Cerulli: Up to One-Fifth of DC Plans Might Invest in Private Markets by 2035
Retirement plan sponsors are expressing a significant interest in adding private markets exposure to DC plans, according to the 2025 “Cerulli Edge—U.S. Retirement Edition” report from Cerulli Associates. Based on its survey data, Cerulli estimates that within a decade, up to one-fifth of DC plans will have such exposure, either through target date funds or managed accounts incorporating private assets.
A 2025 Cerulli survey of 966 retirement plan sponsors found that 37% stated they were very interested in learning about the pros and cons of incorporating private market assets through either a target-date fund or a managed account. The interest was strongest among sponsors with between $250 million and $1 billion in assets, at 57%. Plan sponsors in this group likely have more dedicated staff to make informed investment decisions about private market investment options than their smaller counterparts, according to Christopher Bailey, director at Cerulli Associates.
However, interest in private markets is somewhat tepid among small and medium-sized sponsors (in the 30% to 37% range) and among sponsors with over $1 billion in assets (35%). The larger plans might already have some form of allocation to private market assets, Bailey noted.
These findings come amid a push by the Trump administration to include private market assets in retirement plans, including an executive order directing government regulators to facilitate this for DC plan sponsors. While private market asset allocations are already utilized in pension plans, 401(k) plan sponsors have generally avoided such investments due to concerns about inadvertently violating the Employee Retirement Income Security Act. SEC Chair Paul Atkins and Commissioner Mark Uyeda have also spoken out in favor of allowing private market investments in DC plans “within reason.”

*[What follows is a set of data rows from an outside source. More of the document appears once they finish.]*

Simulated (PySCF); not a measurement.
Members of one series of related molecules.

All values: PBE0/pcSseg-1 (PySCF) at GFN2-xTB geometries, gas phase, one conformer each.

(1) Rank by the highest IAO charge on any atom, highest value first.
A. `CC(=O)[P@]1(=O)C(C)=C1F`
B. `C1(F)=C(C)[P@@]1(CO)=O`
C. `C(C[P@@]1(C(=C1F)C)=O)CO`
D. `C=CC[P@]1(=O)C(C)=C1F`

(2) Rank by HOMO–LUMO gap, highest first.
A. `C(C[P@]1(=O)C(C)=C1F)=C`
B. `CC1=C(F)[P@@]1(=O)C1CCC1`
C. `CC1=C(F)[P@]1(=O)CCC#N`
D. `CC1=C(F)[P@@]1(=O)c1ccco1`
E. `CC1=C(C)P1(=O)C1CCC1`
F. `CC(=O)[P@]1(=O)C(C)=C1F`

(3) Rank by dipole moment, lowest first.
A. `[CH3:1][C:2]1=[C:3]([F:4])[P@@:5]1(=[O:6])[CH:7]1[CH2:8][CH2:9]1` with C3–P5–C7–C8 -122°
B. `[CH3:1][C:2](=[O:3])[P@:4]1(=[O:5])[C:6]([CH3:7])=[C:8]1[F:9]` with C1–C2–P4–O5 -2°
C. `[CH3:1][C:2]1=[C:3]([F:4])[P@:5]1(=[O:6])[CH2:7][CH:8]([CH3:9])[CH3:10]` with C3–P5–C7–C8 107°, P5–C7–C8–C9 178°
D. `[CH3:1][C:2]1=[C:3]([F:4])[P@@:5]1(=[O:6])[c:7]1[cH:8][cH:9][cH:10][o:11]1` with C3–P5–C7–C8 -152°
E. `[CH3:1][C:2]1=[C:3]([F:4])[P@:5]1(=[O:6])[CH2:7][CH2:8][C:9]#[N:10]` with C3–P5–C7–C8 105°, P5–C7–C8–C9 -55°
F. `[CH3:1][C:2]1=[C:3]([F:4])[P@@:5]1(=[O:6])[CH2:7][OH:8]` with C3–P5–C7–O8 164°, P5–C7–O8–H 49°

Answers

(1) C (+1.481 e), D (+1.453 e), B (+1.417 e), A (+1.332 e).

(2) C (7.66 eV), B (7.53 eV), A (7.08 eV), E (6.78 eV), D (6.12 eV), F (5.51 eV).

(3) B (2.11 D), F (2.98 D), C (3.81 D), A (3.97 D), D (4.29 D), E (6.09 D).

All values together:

An earlier Cerulli survey, conducted in 2024, found that approximately 20% of plan sponsors had already discussed incorporating private market investments into their plans with their consultants or advisors.
Asset management and DC consultants surveyed by Cerulli forecast that by 2030, 7% of plan sponsors will have a private markets allocation through a target date fund or a managed account. By 2035, that figure might rise to 17%, respondents predicted.
Some asset managers have already developed products for the space. Apollo Global Management CEO Marc Rowan has talked about developing products for 401(k)s. Last April, State Street Global Advisors, the asset management arm of State Street Corp., launched target-date funds with exposure to private markets. In May, Empower, the country’s second-largest provider of workplace retirement plans, announced a partnership with private investment fund managers and custodians to offer investments through collective investment trusts. Then, in July, Goldman Sachs Asset Management launched the Goldman Sachs Collective Trust – Private Credit Fund. In October, Blackstone Inc. created a new group focused on developing funds for retirement accounts.
However, 84% of plan sponsors indicated cost was a significant concern about incorporating private market assets into their DC plans, while 76% cited liquidity and 72% valuations as other major concerns. In particular, plan sponsors fear they could face litigation if they add private market assets to their plans. Bailey brought up the example of Intel Corp., which faced a lawsuit in 2019 for investing some of its retirement plan money in hedge funds and private equity funds because it violated ERISA. That lawsuit was dismissed in May 2025, but plan sponsors are sensitive to the fact that even if they are making the right decision for their clients, they do not want to deal with the expense and hassle of a lengthy lawsuit, Bailey noted.
In addition, plan sponsors are slow to adapt to changes. In 2025, 22% of surveyed sponsors changed one or more of their core menu options, and only 4% changed their target date managers. However, a large majority (77%) conducted investment due diligence reviews.
For private investments, plan sponsors need both more education on how private investment options work and what role they will play in their portfolios, as well as some time to observe how such investments perform in DC plans, Bailey said. That would require a three- to five-year horizon and more private market options so sponsors can pick and choose which plans work best for their participants.
“How will one of these investments going to work through a market cycle? ‘You told me you can manage liquidity. Now, show me how you are going to do it,’” is the mindset, according to Bailey. “And if you only have one investment [option] with private market assets, is it the best it could be, is it the worst it could be, is it somewhere in the middle? It benefits the industry to have more of these things out there being used.”
Cerulli researchers forecast that target date funds will be among the first private market options adopted by DC plans, as 78% of plan sponsors already use such funds as qualified default investment alternatives. Target date funds also present fewer operational hurdles than other options for private market exposure.